Magic Marshmallow Fudge
From the kitchen of Conor
This recipe has been on northpole.com from the beginning… since 1996! We hope you enjoy this classic North Pole recipe. Let us know your opinion by submitting a review!
Gluten‑free, Good for parties/potlucks, Kid friendly
450g/1pound icing sugar, preferably unrefined
100g/4 ounces white marshmallows
2 tablespoons milk
100g/4 ounces unsalted butter
1/2 teaspoon vanilla essence
Grease and line with parchment paper, an 18cm (7inch) shallow square cake tin.
Sift the icing sugar through a sieve in to a large bowl. Make a small hollow in the middle of the icing sugar.
Using scissors, cut the marshmallows in half and put them into a small pan; add the milk, butter and vanilla essence.
Gently heat the mixture; stir it every now and then with a WOODEN SPOON until everything has melted.
Pour the mixture into the hollow in the icing sugar. Beat it all together with a spoon until the mixture is smooth.
Put the fudge into the tin and push it into the corners. Use a spoon to make the surface of the fudge as flat as possible.
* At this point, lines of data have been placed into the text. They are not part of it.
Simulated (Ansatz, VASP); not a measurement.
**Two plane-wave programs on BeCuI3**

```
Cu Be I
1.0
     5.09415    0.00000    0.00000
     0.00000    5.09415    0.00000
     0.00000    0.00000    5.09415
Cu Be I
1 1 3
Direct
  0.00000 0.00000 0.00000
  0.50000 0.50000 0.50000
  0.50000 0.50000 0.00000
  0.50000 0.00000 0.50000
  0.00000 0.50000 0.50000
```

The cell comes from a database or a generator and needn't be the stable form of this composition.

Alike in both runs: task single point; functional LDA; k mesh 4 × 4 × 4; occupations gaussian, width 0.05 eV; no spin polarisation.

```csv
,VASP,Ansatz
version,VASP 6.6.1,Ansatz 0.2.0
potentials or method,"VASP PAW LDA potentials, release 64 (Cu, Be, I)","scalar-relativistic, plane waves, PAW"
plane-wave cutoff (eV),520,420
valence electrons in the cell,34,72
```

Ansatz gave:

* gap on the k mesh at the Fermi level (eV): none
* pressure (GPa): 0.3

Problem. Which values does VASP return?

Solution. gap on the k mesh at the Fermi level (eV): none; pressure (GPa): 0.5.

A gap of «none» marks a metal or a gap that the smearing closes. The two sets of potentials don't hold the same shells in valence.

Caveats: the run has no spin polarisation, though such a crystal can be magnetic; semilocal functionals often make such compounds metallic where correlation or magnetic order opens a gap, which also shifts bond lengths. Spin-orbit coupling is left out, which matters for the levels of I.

When the fudge is cool put the tin in a fridge for about 3 hours or until the fudge is firm.
Use a blunt knife to loosen the edges of the fudge, then turn it out onto a chopping board and remove the greaseproof paper.
Cut the fudge in to 36 pieces then put it back into the fridge to harden for about an hour. Keep the fudge in an airtight container.
Eat the fudge within a week of making.
Delish!!! A quick, wonderful keeper.